May 02, 2019 - Sale 2507

Sale 2507 - Lot 86

Price Realized: $ 17,500
?Final Price Realized includes Buyer’s Premium added to Hammer Price
Estimate: $ 20,000 - $ 30,000
REMBRANDT VAN RIJN
The Omval.

Etching and drypoint, 1645. 186x227 mm; 7 3/8x9 inches. Usticke's third state (of 4); White and Boon's second state (of 2). Partial indiscernible watermark. With thread margins or trimmed on the plate mark. A very good impression of this extremely scarce landscape etching, with strong contrasts and with burr on the foliage lower left and on the signature and date lower right.
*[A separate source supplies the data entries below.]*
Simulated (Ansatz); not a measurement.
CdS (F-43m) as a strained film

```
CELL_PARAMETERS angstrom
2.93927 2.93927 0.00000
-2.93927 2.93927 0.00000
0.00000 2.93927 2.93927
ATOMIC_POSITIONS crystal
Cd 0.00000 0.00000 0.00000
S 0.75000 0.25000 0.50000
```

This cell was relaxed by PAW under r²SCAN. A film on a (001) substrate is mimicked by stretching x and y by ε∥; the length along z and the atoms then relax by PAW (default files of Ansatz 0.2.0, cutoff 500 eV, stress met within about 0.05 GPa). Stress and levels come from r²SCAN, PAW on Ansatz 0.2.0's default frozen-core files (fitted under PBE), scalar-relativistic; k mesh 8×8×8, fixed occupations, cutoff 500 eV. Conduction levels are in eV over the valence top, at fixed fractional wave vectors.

According to Royalton-Kisch, "The area of Amsterdam still known as the Omval (the Ruin; a ruin formerly stood on the site) was in the 17th century a small spit of land at the head of a canal which entered the east bank of the River Amstel south east of the city. Like the ruins of Kostverloren Manor further south, this was an area often represented by Rembrandt and his contemporaries," (Rembrandt the Printmaker, London, 2000, page 210). A man standing with his back to the viewer on the bank at the far right and figures in the boat on the canal at the far right are readily apparent; less visible are a pair of lovers in the shadow of the gnarled tree at the left, similar to those more famously shadowed lovers in Rembrandt's The Three Trees, etching, 1643 (Bartsch 212), here the man is placing a garland on the head of his beloved.

This is among Rembrandt's earliest attempts to render additional tones in his etching through built up use of expressive drypoint; interestingly he also used pure drypoint for his signature and the date lower right. Bartsch 209; Biörklund 45-B; Hollstein (White and Boon 209).